#5385 closed defect (fixed)

Postgres malloc assertion fail when using pg_cancel_backend with ST_AsMVT

Reported by: gbartonowenstl Owned by: pramsey
Priority: high Milestone: PostGIS 3.1.10
Component: postgis Version: 3.3.x
Keywords: malloc, crash Cc: gbartonowenstl

Description

We recently experienced a very odd behaviour where our postgres database would experience a malloc assertion fail which would force the entire database into recovery mode, dropping all currently running queries for 10-20 seconds while it recovers - which, as you can imagine, caused singificant disruption to our service.

The log is as follows:

Apr 20 16:30:46 wag-prod postgres[12134]: [21] <database: - user: - timestamp:2023-04-20 16:30:46.440 UTC - host: - commandtag: - sqlerrorcode:00000 - pid:12134 - processstarttime:2023-04-19 01:54:51 UTC> LOG:  server process (PID 1037998) was terminated by signal 6: Aborted
<database: - user: - timestamp:2023-04-20 16:30:46.440 UTC - host: - commandtag: - sqlerrorcode:00000 - pid:12134 - processstarttime:2023-04-19 01:54:51 UTC> DETAIL:  Failed process was running: -- <URL>
<MVT Query>
Apr 20 16:30:46 wag-prod postgres[12134]: [22] <database: - user: - timestamp:2023-04-20 16:30:46.440 UTC - host: - commandtag: - sqlerrorcode:00000 - pid:12134 - processstarttime:2023-04-19 01:54:51 UTC> LOG:  terminating any other active server processes

bprod 10.82.122.108(57900) SELECT: malloc.c:2617: sysmalloc: Assertion `(old_top == initial_top (av) && old_size == 0) || ((unsigned long) (old_size) >= MINSIZE && prev_inuse (old_top) && ((unsigned long) old_end & (pagesize - 1)) == 0)' failed.

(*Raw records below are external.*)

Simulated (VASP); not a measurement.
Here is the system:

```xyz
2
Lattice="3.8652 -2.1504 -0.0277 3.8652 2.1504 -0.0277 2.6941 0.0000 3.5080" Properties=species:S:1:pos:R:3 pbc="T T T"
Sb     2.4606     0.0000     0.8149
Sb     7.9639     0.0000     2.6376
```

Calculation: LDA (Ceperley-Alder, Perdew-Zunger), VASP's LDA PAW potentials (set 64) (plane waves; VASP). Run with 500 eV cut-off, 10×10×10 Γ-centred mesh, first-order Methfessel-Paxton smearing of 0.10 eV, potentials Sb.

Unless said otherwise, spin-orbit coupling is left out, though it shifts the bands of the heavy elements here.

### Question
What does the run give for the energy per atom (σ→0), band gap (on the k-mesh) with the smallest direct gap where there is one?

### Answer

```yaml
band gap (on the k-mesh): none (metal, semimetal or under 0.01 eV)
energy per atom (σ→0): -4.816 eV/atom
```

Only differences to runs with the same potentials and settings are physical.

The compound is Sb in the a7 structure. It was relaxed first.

We traced the root cause to our newly increased use of calling pg_cancel_backend() within the narrow window in which ST_AsMVT or ST_AsMVTGeom queries were in flight.

I've created a recreation that calls a stand alone MVT query, and runs pg_cancel_backend in a loop, until we hit this recovery mode case.

Attachments (1)

malloc_reproduction.zip (2.2 KB ) - added by gbartonowenstl 18 months ago.
A stand alone reproduction of the error, specifically using docker-compose but it should work (with some fiddling) on any ubuntu-style postgres install

Download all attachments as: .zip

Change History (16)

by gbartonowenstl, 18 months ago

Attachment: malloc_reproduction.zip added

A stand alone reproduction of the error, specifically using docker-compose but it should work (with some fiddling) on any ubuntu-style postgres install

comment:1 by robe, 18 months ago

@gbartonwenstl,

What does

SELECT postgis_full_version(), version();

return for your system. I'm running your tests against our latest master branch on debian 11. Still waiting for it to crash the backend but it's still running.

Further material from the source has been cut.